Misha Penton
- PhD student, Voice
- Department: Bath School of Music and Performing Arts
- Campus: Newton Park
- Website:
Personal statement
Misha Penton is a contemporary opera singer, experimental vocal composer, media artist, and director. She invents and performs solo and collaborative contemporary experimental vocal pieces and post-opera works.
Her work is diverse in form: live performance, audio projects, video works, and site specific / installation performances. Her research explores feminist myth and fairytale, and reimagines Romanticism in the twenty first century.
Academic qualifications
- MFA, Interdisciplinary Arts Performance Practice, Goddard College
- BA, Music, Skidmore College.
Professional affiliations
Museum of Fine Arts Houston, Dallas Museum of Art, Menil Collection, Rothko Chapel, Houston Grand Opera, University of Houston Center for Creative Work, Asia Society Texas, and the Women Composers Festival of Hartford.
Performance, film and video
Please see my website for extensive video and audio of my performance and media projects.
Thesis title
Voice: Sound, Body, Image. Solo and Collaborative Pathways in the Creation of New Post-Opera Works
Research supervisors
Pamela Karantonis, and James Saunders
Research overview
Misha Penton's practice-based research will create a new body of dramatic voice works exploring the intersections of classical voice singing and extended vocal techniques through improvisatory and experimental processes. Her research will investigate new strategies in post-operatic (Till, Novak) monodrama creation through a convergence of classical and experimental voice work, original poetics, contemporary theatre practices, and solo and collaborative performer-developed work.

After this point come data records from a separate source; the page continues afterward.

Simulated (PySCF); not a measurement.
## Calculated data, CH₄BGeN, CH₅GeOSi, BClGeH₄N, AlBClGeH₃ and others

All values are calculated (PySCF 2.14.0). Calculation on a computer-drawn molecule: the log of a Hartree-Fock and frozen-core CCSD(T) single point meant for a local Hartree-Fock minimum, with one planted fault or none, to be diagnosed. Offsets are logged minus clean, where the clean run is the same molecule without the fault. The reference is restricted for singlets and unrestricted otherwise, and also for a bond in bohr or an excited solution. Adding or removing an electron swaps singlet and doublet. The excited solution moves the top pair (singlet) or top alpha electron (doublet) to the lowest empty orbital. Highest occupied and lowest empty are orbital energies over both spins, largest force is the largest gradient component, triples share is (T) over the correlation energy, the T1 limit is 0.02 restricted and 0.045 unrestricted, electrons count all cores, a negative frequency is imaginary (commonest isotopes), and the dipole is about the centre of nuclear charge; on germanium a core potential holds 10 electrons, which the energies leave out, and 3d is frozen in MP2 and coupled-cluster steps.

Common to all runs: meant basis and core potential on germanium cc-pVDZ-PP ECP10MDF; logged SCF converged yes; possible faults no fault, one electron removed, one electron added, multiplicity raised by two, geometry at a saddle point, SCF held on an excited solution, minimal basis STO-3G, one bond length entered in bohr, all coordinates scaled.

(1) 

The theoretical framework of the study will be established through feminist theory and feminist musicology, drawing on writers, artists, and thinkers such as Anne Carson, Angela Carter, Anne Sexton, and Virginia Woolf; musicologists including Marcia J. Citron, Catherine Clement, and Susan McClary; and feminist theorists such as Adriana Cavarero, Helene Cixous, and Julia Kristeva.
Misha's research seeks to also redefine and re-describe female characters from the Western canon of myth and literature. Through a poetic and creative process of examining and “unpacking” these works, she will unbind the imagery from its traditional and linear landscape of origin. The voice will be used as a repository and avenue for the exploration of ineffable, non-narrative imagery, and explore the connectivity between mythic deconstructed metaphor, classical and experimental voice, and theatre practices.
Research interests
Voice and vocality, contemporary opera / postopera, new music, improvisation, music and performance composition, devised performance practices, Romanticism, expressionism, feminist theory, Western myth and fairytale.